As mentioned in this blog before, we had a very interesting EUROSTUDENT Researchers’ Forum in Vilnius at the beginning of February this year. The Forum was dedicated to sharing knowledge and experiences of the different national research teams participating in EUROSTUDENT VI and we had parallel sessions for presentations and discussions on different interesting topics. For the next upcoming weeks we are going to post here summaries from these sessions so you can get to know the topics and issues our national research teams are working on and maybe – why not – contact them or look up their work if you have similar research interests based on EUROSTUDENT data.
First we start with an overview of the session “Understanding Internationally Mobile Students” that brought together researchers to discuss different aspects and questions related to mobile students, focusing on both short- and long-term mobility, as well as the obstacles that may prevent or hinder mobility.
Anu Lainio and Jessie Abrahams, University of Surrey, UK, provided an overview of the ERC-funded EuroStudents project (project leader Rachel Brooks). The project aims to develop a new conceptual framework for the construction of higher education students by investigating the understanding of “who a student is” in Denmark, England, Germany, Ireland, Poland and Spain. Such a framework could also be helpful in investigating and understanding mobile students.
Erica Finnerman and Frederik Lindström from the Swedish Council for higher education presented on “International mobility in the Swedish admission system”. In 2016, grade conversion methods and scales for the admittance of non-domestic applicants to Swedish higher education were revised in order to make grades more comparable internationally.
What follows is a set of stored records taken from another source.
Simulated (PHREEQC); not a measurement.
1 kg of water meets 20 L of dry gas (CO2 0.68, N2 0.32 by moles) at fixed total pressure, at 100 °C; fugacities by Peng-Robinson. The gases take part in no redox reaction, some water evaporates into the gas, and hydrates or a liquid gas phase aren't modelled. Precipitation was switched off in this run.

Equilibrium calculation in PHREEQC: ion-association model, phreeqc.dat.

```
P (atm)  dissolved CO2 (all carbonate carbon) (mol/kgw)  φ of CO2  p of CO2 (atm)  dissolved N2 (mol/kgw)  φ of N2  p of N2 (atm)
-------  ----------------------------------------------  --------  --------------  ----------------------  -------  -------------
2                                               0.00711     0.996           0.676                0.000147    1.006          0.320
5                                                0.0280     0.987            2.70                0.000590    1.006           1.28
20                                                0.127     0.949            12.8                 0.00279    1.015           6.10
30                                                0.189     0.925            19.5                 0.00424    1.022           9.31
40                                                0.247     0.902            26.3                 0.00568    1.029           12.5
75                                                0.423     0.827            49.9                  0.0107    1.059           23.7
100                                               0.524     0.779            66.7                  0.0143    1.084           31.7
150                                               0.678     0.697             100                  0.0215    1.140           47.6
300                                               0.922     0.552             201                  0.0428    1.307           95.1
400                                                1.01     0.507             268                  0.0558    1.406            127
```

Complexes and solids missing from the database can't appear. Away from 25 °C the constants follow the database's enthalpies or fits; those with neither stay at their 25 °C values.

Yassin Boughaba from the Swiss Federal Statistical Office took a closer look at difficulties incoming students may face in Switzerland in his presentation on “International students in Switzerland: resources and hardships”. 80% of long-term or degree-mobile students who are studying an entire programme in Switzerland come from Europe, of which more than half are from bordering countries. Although many of these international students have a privileged socio-economic background and are enrolled in the most renowned Swiss higher education institutions, they encounter financial and housing difficulties in Switzerland and possess fewer resources for their living compared to students of Swiss nationality.
Katarina Aškerc Veniger from the Centre of the Republic of Slovenia for Mobility and European Educational Training Programmes presented additional questionnaire items that the Slovenian national research team included in the questionnaire. Their focus was to investigate mobility flows, sources of finance as well as students’ perceptions on their employability. Moreover, the topic of internationalisation at home as a way to internationalise Slovenian higher education institutions besides mobility programmes was brought up. Internationalisation at home could, in addition to content related and academic support, include the instalment of programmes and support structures that enable students to develop intercultural and linguistic competences.
Several presentations focused on the potential obstacles to mobility students may face when planning to study abroad. It became apparent that several EUROSTUDENT countries share common obstacles to mobility, namely the additional financial burden that students face, (perceived) insufficient languages skills, lack of provision of information on mobility programmes by higher education institutions, and feared separation from family and friends. Further structural obstacles like visa regulations were also mentioned.
Gabriela Jitaru, Sorin Mitulescu and Andreea Gheba from the National Research Council of Romania presented on “International student mobility in Romania- structural and individual challenges”. From their analysis of obstacles to mobility, financial barriers emerged as one of the main hindering factors, as well as the existence of parental support or having children.
Kseniya Kizilova from the V.N. Karazin Kharkiv National University, Ukraine provided insights to overall international mobility patterns of Ukrainian students. Main obstacles to mobility in the Ukraine are a lack of information on mobility schemes by the higher education institutions, the additional financial burden of becoming mobile and (perceived) insufficient language skills. In addition to all these obstacles common to many EUROSTUDENT countries, it can be problematic to obtain a visa in order to participate in higher education programmes abroad.
Angelika Grabher and Iris Schwarzenbacher from the Institute for Advanced Studies, Austria, presented on “Structural obstacles to student mobility in Austria”. Taking into account structural factors as obstacles to mobility, the logistic regression analysis presented found that the specific field of study has the highest explanatory value for (not) planning an enrolment phase abroad, so that further research should also take the specific “culture” of faculties or fields into account. Additional factors hindering student mobility in Austria are an advanced age, facing financial difficulties, low parental education background, working more than 20 hours a week, as well as living with parents.